In zrmacc/CICs: Inference on Cumulative Incidence Curves
Purpose
This vignette illustrates performing regression of cumulative incidence probabilities via pseudo-values.
knitr::opts_chunk$set(
collapse = TRUE,
comment = "#>",
cache = TRUE
)
suppressPackageStartupMessages({
library(dplyr)
library(ggplot2)
library(SurvUtils)
})
Pseudo-value regression
Simulate data
Time to the event of interest is simulated from an exponential distribution with rate parameter:
$$ \lambda(A, X_{1}, X_{2}) = \lambda_{0}\exp(A\beta_{A} + X_{1}\beta_{1} + X_{2}\beta_{2}) $$
Here $\lambda_{0}$ is the base event rate, $A \in {0, 1}$ is the treatment arm, and $(X_{1}, X_{2})$ are covariates. The coefficients are set such that treatment $A = 1$ decreases the event rate by 50\%, a one standard deviation increase in $X_{1}$ increases the event rate by 20\%, and $X_{2}$ has no effect. Time to the event of interest is subject to a competing risk from death, with rate $\lambda_{D} = 0.25$, and independent censoring, with rate $\lambda_{C} = 0.25$.
set.seed(101)
# Generate covariate frame.
n <- 2 * 1e3
df_x <- data.frame(
arm = rep(c(0, 1), each = 1e3),
x1 = stats::rnorm(n),
x2 = stats::rnorm(n)
)
# Center the scale the covariates.
df_x$x1 <- scale(df_x$x1)
df_x$x2 <- scale(df_x$x2)
# Simulate data.
df <- SurvUtils::GenCRData(
base_death_rate = 0.25,
base_event_rate = 1.0,
beta_event = c(log(0.5), log(1.2), 0),
censoring = 0.25,
covariates = data.matrix(df_x)
)
df <- cbind(df, df_x)
# Tabulate censorings, events, and deaths by treatment arm.
df %>%
dplyr::group_by(arm) %>%
dplyr::summarise(
n = dplyr::n(),
n_censor = sum(status == 0),
n_event = sum(status == 1),
n_death = sum(status == 2)
)
Pseudo-values regression
Pseudo-values at a specified time point $\tau$ are generated with the SurvUtils::GenPseudo function. The pseudo-value is defined as:
$$ \hat{\theta}{i}(\tau) = n \cdot \hat{\theta}(\tau) - (n - 1)\cdot\hat{\theta}{(-i)}(\tau)$$
where $\hat{\theta}{i}(\tau)$ is the pseudo-value for subject $i$ at time $\tau$, $n$ is the sample size, $\hat{\theta}(\tau)$ is the value of the cumulative incidence curve (CIC) at time $\tau$ based on the full sample, and $\hat{\theta}{(-i)}(\tau)$ is the CIC at time $\tau$ based on the jackknifed sample with subject $i$ excluded. Pseudo-values take censoring into account during their construction, and once calculated, can be modeled in the same way as any continuous outcome.

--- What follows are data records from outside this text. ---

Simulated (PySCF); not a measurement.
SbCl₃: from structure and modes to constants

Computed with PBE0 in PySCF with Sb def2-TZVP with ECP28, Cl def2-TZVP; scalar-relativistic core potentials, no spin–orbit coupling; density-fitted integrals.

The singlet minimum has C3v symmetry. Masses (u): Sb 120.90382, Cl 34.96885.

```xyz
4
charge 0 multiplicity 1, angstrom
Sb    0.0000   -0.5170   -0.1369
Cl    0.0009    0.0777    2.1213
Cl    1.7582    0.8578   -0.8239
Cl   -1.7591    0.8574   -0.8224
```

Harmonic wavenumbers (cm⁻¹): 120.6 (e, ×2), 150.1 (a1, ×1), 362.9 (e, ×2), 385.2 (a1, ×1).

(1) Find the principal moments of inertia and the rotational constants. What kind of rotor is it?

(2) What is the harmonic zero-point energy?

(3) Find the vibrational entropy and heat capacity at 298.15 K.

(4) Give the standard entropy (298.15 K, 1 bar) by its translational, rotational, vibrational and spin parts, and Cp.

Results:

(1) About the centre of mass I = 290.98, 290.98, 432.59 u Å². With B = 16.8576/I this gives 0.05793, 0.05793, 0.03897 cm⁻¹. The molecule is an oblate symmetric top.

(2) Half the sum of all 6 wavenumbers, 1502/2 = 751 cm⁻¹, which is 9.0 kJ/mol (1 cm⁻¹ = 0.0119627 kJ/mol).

Below, pseudo-values for the CIC at time $\tau = 2$ are modeled via linear regression. Consequently, the coefficients are interpreted as risk differences. For example, the coefficient on arm indicates that the treatment ($A = 1$) is estimated to reduce the cumulative incidence of the event of interest at time $\tau = 2$ by 17.9\%, holding $(X_{1}, X_{2})$ constant. Meanwhile, a standard deviation increase in $X_{1}$ is associated with a 6.7\% increase in the cumulative incidence of the event of interest at time $\tau = 2$, holding $(A, X_{2})$ constant. As expected, $A$ is associated with a significant reduction in the cumulative incidence, $X_{1}$ is associated with a comparatively smaller but significant increase, and $X_{2}$ has no significant effect.
# Generate pseudo-values for the cumulative incidence.
df <- SurvUtils::GenPseudo(df, tau = 2, type = "cic")
# Fit a linear pseudo-value regression.
fit <- stats::lm(pseudo ~ arm + x1 + x2, data = df)
summary(fit)
Ground truth
The generative model was specified in terms of multiplicative effects of the treatment and covariates on the rate parameter for the event of interest, whereas our analysis estimates rate differences at a particular time point. Since the generative model for the data is known, we can determine the ground truth values for the rate differences by simulating a large data set in the absence of censoring, then fitting the pseudo-value regression at the same time point, as demonstrated below. Uncertainty in the ground truth parameter estimates can be made arbitrarily small by making the sample size sufficiently large.
set.seed(101)
# Generate covariate frame.
n <- 2 * 1e4
df_x <- data.frame(
arm = rep(c(0, 1), each = 1e4),
x1 = stats::rnorm(n),
x2 = stats::rnorm(n)
)
# Center the scale the covariates.
df_x$x1 <- scale(df_x$x1)
df_x$x2 <- scale(df_x$x2)
# Simulate data.
df <- SurvUtils::GenCRData(
base_death_rate = 0.25,
base_event_rate = 1.0,
beta_event = c(log(0.5), log(1.2), 0),
censoring = 0.0,
covariates = data.matrix(df_x)
)
df <- cbind(df, df_x)
# Generate pseudo-values for the cumulative incidence.
df <- SurvUtils::GenPseudo(df, tau = 2, type = "cic")
# Fit a linear pseudo-value regression.
fit <- stats::lm(pseudo ~ arm + x1 + x2, data = df)
summary(fit)
zrmacc/CICs documentation built on Nov. 6, 2024, 1:26 a.m.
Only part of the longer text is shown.